#23. Power to the people?

SOLAR, ENERGY LOCALISM AND “UTILITY DEATH SYNDROME”
What with so many other things happening, you might well have missed an important report* confirming that solar panels can now produce electricity more cheaply than coal, gas or nuclear. Though the limitations of this breakthrough need to be noted – hence my stress on ‘electricity’ rather than ‘energy’ more generally – this has implications that go far beyond the obvious matters of price and the environment.

One of these implications, and one that we’ll be hearing quite a lot about in the future, is “utility death syndrome”. In essence, the huge progress made in improving the efficiency of solar may render the current “utility model” obsolete. In brief, the “utility model” is the system whereby power is generated by small numbers of large plants and then transported long distances to the customer. This model has prevailed hitherto because, although long-distance transport is both wasteful and costly, siting small power stations all over the country would be costlier still. In other words, large plants provide economies of scale which are greater than the costs of long-distance distribution.

Solar, though, is likely to work very differently. The benefits of having one large solar plant instead of lots of small ones are negligible, and are certainly not enough to counter long-range transport costs. In the future, the most cost-effective way of delivering power might be to dispense with concentration in favour of a myriad of small and medium-sized solar farms serving cities, towns, villages and even individual homes and business premises.

A number of thoughts are likely to have occurred to you, not least that you need power when the sun isn’t shining. Though this is true, there are solutions to peak management which need not require connection to the grid. Battery efficiencies continue to improve, and small supplementary power stations (running on gas or coal) might be feasible, but I suspect that the best solution could well lie in generating heat from waste. This is a technology that we’re going to need anyway (as the supply of low-cost, high-EROEI conventional fuels continues to dwindle), and it could easily be used for ‘peak-shaving’ infill at times when solar is offline.

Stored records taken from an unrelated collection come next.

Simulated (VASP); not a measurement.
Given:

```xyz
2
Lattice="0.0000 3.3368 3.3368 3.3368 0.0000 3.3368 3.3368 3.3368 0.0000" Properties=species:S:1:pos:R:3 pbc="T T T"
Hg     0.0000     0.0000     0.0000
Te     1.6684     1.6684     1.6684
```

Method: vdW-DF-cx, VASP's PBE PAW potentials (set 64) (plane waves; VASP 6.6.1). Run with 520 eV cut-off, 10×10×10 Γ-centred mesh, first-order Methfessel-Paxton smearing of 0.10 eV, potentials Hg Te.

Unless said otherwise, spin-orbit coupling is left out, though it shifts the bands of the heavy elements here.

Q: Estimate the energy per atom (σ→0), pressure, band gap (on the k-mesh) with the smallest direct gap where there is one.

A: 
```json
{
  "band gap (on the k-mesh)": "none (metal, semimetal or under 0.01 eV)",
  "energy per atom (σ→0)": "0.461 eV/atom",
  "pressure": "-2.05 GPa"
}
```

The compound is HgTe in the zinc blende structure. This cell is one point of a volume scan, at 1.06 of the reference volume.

Please remember that our industrial economy requires high levels of utilisation. Trains and aeroplanes lose money unless they are nearly full, factories are uneconomic if they sit idle for much of the time, and private roads and bridges only work financially if they are pretty fully utilised. So, if large numbers of customers disconnect from the grid, the remaining customer base may simply be too small to service the capital costs of the utility system.

My approximate estimate is that, if as little as five per cent of customers went ex-grid, the utilities would cease either to make profits or to pay tax. At a defection rate of ten per cent, cash flow could fail to cover depreciation or the cost of dividends and debt interest.

Of course, the prices charged to remaining customers could (and no doubt would) be increased, but this would simply accelerate the rate of customer defection.

This, in essence, is what “utility death syndrome” means, and it worries not just utilities themselves but governments as well. Who, for instance, would collect the taxes currently garnered by the utilities?

The fact that governments are conflicted over this helps explain the regulatory and investment uncertainties that have contributed to a sharp fall in global renewables investment. This investment fell to US$214bn in 2013, from US$250bn in 2012 and US$279bn in 2011. Experts have identified the US, Britain, France, Germany, Spain, Sweden, Romania, Poland and India amongst countries where policy uncertainty has been an issue. To be sure, escalating solar efficiencies have contributed to the decline in investment (because you can now install more capacity whilst spending less), but the divergence between what the customer wants (cheaper, cleaner and more sustainable power), and what governments and utilities want, has played a much bigger role in the 23% slump in investment in renewables.

Ultimately, the continuing decline in conventional fuels’ EROEIs (energy returns on energy invested) will swing the balance in favour of localised solar, because the flip-side of a declining EROEI is a rising ECOE (energy cost of energy), and my analysis suggests that these ECOE costs are already on a sharply rising trajectory.

The next big twist in the story is likely to be the realisation that shale gas is not the “magic bullet” solution to energy constraint that its starry-eyed supporters continue to believe. Even in shale “sweet spots”, production declines at an alarming rate, and the surge in investment – a surge so large that it has brought US gas prices down sharply –already seems to be tailing off, not least because the oil majors are walking away from shale. When shale output peaks (probably in 2017 or 2018) and then enters a precipitate decline, the economic case for solar will become unanswerable.

To those of us who understand the implications of EROEI trends, of course, the pro-solar case is already wholly convincing.

Solar alone will not answer the problems posed by falling EROEIs and escalating ECOEs, problems which are already crimping economic growth and raising frightening questions about a global economy mired in debt. Solar makes pretty big acreage demands, and electricity cannot, in any case, supplant fossil fuels in activities such as mining, agriculture or steel-making. Neither can solar preserve our car-based societies, because electric cars are enormously energy-wasteful (whereas the case for electric public transport is a strong one), whilst our enormous thirst for plastics will continue to depend on hydrocarbon feedstocks.

This said, progress in solar is highly encouraging, and governments need to think through the implications of a future supply system that is likely to be far more localised than the monolithic model which still, for the moment, prevails.